They can occur in the project stage, but not once you're dealing with
an actual language. And sometimes conceptions of improvement or
perfection clash: one man's trash is another man's treasure. It's
better to cultivate the habit of going along to get along where
possible.
>
> Right now I'm on the fence about supporting Mondlango, Ido, Novial, Idiom
> Neutral and Esperanto. Initially my first choice was Novial, because Otto
> designed it and took extreme care in doing so. The turn-off for me was it
> sounded a little goofy, but I'm now starting to appreciate the ease of
> pronunciation. His desire for a 'sonorous' sound resulted in an excessive
> payload of vowels. But that's not a good reason to avoid a language, it
> seems a fine effort. I only moved on so I could review other languages this
> week.

Case in point: I really like Novial. Would I tweak it? Of course! Just
last week I thought of a way to streamline its derivational system.
But Novial is more project than language just now, so I might get away
with it.

>> Yes, (con)IALs have often not been taken seriously as "real" languages,
>> even though some of them have become real, living languages.  For
>> example, there are professional linguists who do not consider them
>> "real" languages, considering them "fake" languages.  (There are a few
>> exceptions.)
>
> It angers me to know there are only a few exceptions. I ranted to myself at
> length recently about this. The three groups of people who should be in
> lockstep with the view on auxlangs are translators, linguists, and those who
> create the languages. How can a professional linguist, the one who knows all
> about language, write off a constructed language as not having the depth to
> express what must be expressed? They somehow think it's meant to replace a
> mother tongue. Well by the time it got to that stage it'd have morphed like
> a natural language to be capable of doing just that. But it's not *supposed*
> to replace a mother tongue. How can they not get this simple point? It took
> me 10 seconds to 'get it'.

We auxlangers do ourselves a disservice by calling projects languages.
A project may become a language, but it isn't one initially. English
is not found in any book but in the minds of its speakers, and the
same is true of Eo and other actual languages. A real language will
tend to have a culture, and that takes longer to generate. Tolkien
initially liked Eo but decided against it because a language shuold
derive from a mythology. (He didn't know much about Eo: the Ido Schism
alone could easily be made into a Wagnerian opera starring de
Beaufront as the Fat Lady.)

Currently only Eo has the track record to be taken seriously by
linguists, though Ia, Occ, and probably Ido could make fairly strong
arguments. But it still wouldn't be easy. (This is why Gode and
company insisted that Ia wasn't constructed but "discovered": it was a
living language lurking within various other languages, because you
can't construct a "real" language.)

> I'm in favor of an English-biased
> vocabulary to give people an incentive for learning it, so that they'll have
> something very useful to carry forward into ESL studies if they choose to do
> that.

Cue evil laugh and shameless plug:

You're talking about something like Inlis here. Inlis bi laik da
English kriol, isi av tokin plas isi av lanin. Yu bi ebal du andastan
it witaut lanin, plas it bi isi av tokin (pronaunsin) kompea English.

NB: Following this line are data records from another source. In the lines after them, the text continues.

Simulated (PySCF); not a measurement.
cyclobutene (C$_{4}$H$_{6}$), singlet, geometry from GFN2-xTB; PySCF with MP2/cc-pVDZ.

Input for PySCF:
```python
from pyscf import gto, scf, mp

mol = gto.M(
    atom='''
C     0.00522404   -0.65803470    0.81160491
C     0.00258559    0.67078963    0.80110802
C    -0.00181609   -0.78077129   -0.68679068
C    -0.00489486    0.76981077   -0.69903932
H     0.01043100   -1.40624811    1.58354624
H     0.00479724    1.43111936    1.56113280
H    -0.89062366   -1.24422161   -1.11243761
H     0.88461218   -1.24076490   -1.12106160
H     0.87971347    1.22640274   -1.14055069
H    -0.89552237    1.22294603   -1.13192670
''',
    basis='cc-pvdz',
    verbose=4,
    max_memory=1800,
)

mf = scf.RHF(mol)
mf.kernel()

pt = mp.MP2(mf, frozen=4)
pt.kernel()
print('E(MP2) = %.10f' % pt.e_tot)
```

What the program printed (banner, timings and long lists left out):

> I understand. I feel that any language that wants to stand up to English
> must possess 2 characteristics:
> 1) It must make English vocabulary (and perhaps grammar) easier to recognize
> for those who may want to later learn English as a second language, that is,
> it must bill itself as both a useful tool and a stepping stone. If it's
> nominally SVO that brings basic English grammar one step closer.

Again, Inlis works this way. Although the grammar isn't English, it
usually looks like English and is at-sight for English-speakers. The
vocabulary is based on speech, not written forms, using an artificial
generic pronunciation meant to be intelligible to most people.

> 2) It must be designed with 3 generalized target groups in mind, each with a
> suitable level of difficulty wherein each lower level is a subset of the
> next higher level. 1=basic, 2=science/business, 3=art/literature

I'm not sure the nesting can work quite that way. Some features could,
perhaps, such as free word order, but even then the first two levels
could have fairly strict order. And the levels would soon become mixed
in actual use.

> This is very true. I mentioned earlier in this post that in marketing the
> language, it might be helpful on a local level to provide people with some
> real tangible benefit as an excuse to learn even a sentence or two. The idea
> of a business owner giving a deal to people who order in the language,
> however simply, or a public festival having a show you can attend only by
> speaking the correct passphrase at the door are both ideas where the public
> gains an actual benefit, and it opens an opportunity for people to get
> involved (and receive a nice pamphlet). Naturally neither one of those two
> scenarios would be designed to be exclusionary, it'd be intended to invite
> people to pretty much read the phrase they're given to win the 'prize'.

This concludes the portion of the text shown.